A Pew survey revealed at the end of January that 37% of Americans now approve of Donald Trump, with only 27% claiming to support “all or most” of Trump’s policies and plans. That number is down from 35% a year ago.
Politicians are reading the tea leaves as well. During Senate budget negotiations, an amendment made by Bernie Sanders calling for repealing the $75 billion previously allotted for ICE failed by a single vote.
(And yes, performative showmanship is part of the vote if senators know what the final result will be, which lets some senators cover their asses with angry constituents. But that the amendment received this kind of support still shows the tremendous pressure elected officials are under from the public, if they want to keep their jobs.)
Local interventions
And voters aren’t just planning how to vote in future elections. They’re taking action right now, close to home. News of the plans for expanding immigrant detention by building or acquiring facilities around the country are running into trouble. After a January announcement by Homeland Security that it planned to acquire a 43-acre parcel that would be developed as a detention and processing site in Hanover County, Virginia Public Media (VPM) reported that that the Hanover Board of Supervisors opposed the acquisition.
The board, however, had limited power to stop a federal building from opening. In response, hundreds of area residents jammed into meeting spaces to voice their fury. Last Friday, the Canadian owner of the property said it was canceling the sale.
Greg Sargent of The New Republic recently spoke with immigration advocate Lia Parada, who told him, “I just met with some organizers in Roxbury, New Jersey, where a town council of all Republicans stood up and said that they were opposing the warehouse being opened up there.'“
Political analysts are noting that awareness of what the government is doing is seeping down even to voters who normally tune out altogether from politics. It’s a huge accomplishment, one that is due in part to the tragic loss of life and harm inflicted on civilians by military-style operations. But it’s also due to the millions of people who have stood up themselves and expressed their displeasure, making the government’s actions more visible.
On the ground everywhere
And protests are growing. In the wake of Renee Good and Alex Pretti being gunned down by immigration enforcement agents in Minnesota, thousands more residents are joining the fight. More than 34,000 people in the state have taken steps toward training as ICE observers. Far from scaring most Minnesotans into lying low and waiting for the government to do its dirty work of arresting their neighbors, people are defying even the risk of harm to stand up.

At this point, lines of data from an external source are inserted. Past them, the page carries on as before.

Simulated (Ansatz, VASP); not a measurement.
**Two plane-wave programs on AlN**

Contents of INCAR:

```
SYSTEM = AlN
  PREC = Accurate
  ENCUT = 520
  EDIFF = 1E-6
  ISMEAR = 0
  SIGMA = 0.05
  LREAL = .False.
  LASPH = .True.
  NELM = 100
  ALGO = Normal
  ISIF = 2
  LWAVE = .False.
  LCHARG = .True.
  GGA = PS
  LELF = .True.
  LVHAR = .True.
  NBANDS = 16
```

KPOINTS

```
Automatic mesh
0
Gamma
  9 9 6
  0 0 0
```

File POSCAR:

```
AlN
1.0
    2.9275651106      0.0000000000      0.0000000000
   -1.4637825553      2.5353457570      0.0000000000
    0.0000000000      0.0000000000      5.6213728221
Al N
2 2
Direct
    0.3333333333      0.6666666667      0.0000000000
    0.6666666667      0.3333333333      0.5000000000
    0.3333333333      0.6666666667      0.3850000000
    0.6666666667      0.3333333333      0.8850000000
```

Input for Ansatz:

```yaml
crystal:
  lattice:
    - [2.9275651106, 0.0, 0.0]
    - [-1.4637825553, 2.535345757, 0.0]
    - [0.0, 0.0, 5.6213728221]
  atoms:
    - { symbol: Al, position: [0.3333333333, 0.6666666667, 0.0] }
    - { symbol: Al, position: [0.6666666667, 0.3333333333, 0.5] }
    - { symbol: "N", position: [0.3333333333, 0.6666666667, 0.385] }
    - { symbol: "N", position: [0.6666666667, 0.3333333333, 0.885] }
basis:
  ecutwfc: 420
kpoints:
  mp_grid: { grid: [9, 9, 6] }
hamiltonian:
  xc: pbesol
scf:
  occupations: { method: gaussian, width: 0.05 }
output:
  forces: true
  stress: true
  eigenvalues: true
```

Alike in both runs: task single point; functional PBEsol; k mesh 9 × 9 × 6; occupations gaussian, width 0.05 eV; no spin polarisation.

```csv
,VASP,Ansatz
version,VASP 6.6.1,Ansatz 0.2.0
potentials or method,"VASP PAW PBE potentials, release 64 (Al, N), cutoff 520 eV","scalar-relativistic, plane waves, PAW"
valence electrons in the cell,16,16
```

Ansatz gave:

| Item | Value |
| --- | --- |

Sociologist Dana Fisher, who studied protests against Trump’s first administration, has been following the response to his return. In a piece for The Guardian last weekend, she outlined a shift underway, noting that:
“An overwhelming majority of respondents to our survey (99%) reported that they support organizations engaging in nonviolent civil disobedience, including sit-ins and blockades. Moreover, when we asked participants about the degree to which they support the movement taking more confrontational actions against the Trump administration and its policies, and if they personally would be willing to join such actions, the results were unequivocal: 79% agreed that they ‘support social movements taking more confrontational action against the Trump administration’ and 65% agreed that they ‘would participate in more confrontational action against the Trump administration if [they] had the opportunity’.”
Slipping up
Historically, many authoritarian leaders have had more patience than Trump and worked more quietly. They waited until shock troops had been expanded, and public dissent effectively outlawed before engaging in the kind of crackdowns on everyday people who fall outside the categories of officially targeted minorities.
Since federal—government itself, along with business leaders and many academic institutions—caved so readily after the return of Trump, perhaps the White House believed that the people as whole would surrender, too.
But they’ve gone too far too fast. Those who are attempting ethnic cleansing of the country as violently and quickly as possible have enough infrastructure and apparatchiks to terrorize any city, but not enough to simultaneously terrorize every city.
Stephen Miller and Trump seem to think that blitzes attacking their enemies will lead to widespread surrender. And in fact, for a long time, the whole military theory of aerial bombing blitzes were that they would terrify people into mass surrender. But historically, air raids overall had the opposite result. Think England during the Blitz. Think of the U.S. bombing Hanoi, year after year, dropping more bombs on Vietnam than the country did on Germany.
But being able to terrorize a people is often not sufficient to force them surrender. To be afraid in this moment is rational. But fear does not have to mean paralysis. Whole American communities have spent decades or even centuries of resisting this kind of violence. And even for those without that heritage—people who never believed their government might shoot them in the face during a traffic stop or put bullets in their back after pinning them facedown on the street—are standing up.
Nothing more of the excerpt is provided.